If you had to pick one app to take to a desert island, it would be email. As probably the most used app on the planet, and due to it’s long lineage, it is based on some very old protocols, POP3, IMAP and to some extent MAPI.
For me, it can be a good example of the inherent trade-off in all software between what developers have designed and what you as a user, would like it to do. This is an implicit, but not much discussed “contract”. In general, a user does not have much control over how their apps are designed and barring moaning about features or bugs, we are forced to accept what we are given. The social and psychological implications of this would make an interesting study. Software has only recently, within a generation, exploded on the world and the long-term implications are unknown.
In my case, I (or rather we), use email in a way for which it was not designed but I think makes complete sense.

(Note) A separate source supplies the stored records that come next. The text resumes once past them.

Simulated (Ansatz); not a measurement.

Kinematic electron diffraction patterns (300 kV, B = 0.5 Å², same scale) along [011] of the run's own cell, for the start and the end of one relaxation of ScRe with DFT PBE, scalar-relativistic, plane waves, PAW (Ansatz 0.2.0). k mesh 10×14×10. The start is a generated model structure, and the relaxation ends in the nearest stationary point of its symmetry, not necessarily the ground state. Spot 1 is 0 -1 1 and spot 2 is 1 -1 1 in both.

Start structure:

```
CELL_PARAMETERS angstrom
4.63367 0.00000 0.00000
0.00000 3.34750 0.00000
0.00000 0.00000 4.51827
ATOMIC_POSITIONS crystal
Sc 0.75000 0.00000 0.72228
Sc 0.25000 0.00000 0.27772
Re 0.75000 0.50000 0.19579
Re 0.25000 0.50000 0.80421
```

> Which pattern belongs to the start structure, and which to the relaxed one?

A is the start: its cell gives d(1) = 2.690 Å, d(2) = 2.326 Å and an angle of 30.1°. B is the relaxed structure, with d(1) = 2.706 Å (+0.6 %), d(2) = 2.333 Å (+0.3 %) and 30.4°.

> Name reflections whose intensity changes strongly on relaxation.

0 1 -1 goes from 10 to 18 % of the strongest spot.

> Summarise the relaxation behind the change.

Because we have only one mailbox supplied by our ISP, we share it with some forwarding addresses so that we can use address like dad@duncanthuy.com, mum@duncanthuy.com, daughter@duncanthuy.com and son@duncanthuy.com. My wifes’ name is Thuy BTW. Our individual mail clients can filter on the to: address and a copy of the email is left on the server so that multiple people can check email on multiple devices. One slight problem is that the mailbox does have to be manually maintained periodically in case it fills up. Another is that sent mail is only kept on the client. I can live with both of those. IMAP is not attractive because I have email going back to the 80s and that isn’t going to go on one server and if one of us deletes an email it will prevent the others from seeing it. Maybe a separate mailbox is possible for each person under the same domain but I am not sure, will have to check. Even if it is possible it would be more expense, which is certainly not attractive.
The point is I can’t use IMAP and that means I can’t use Windows 8 because it turns out that the email client on Windows 8 does not support POP3.
As so often with software products it is my way or the highway and since this is not a case of features or bugs but basic functionality, it’s the highway for me. Microsoft have decided that the rule is one mailbox per person and that’s that. I daresay other email clients are available for Windows 8 so that is another line of investigation. In the meantime I’ll try not to get annoyed about it!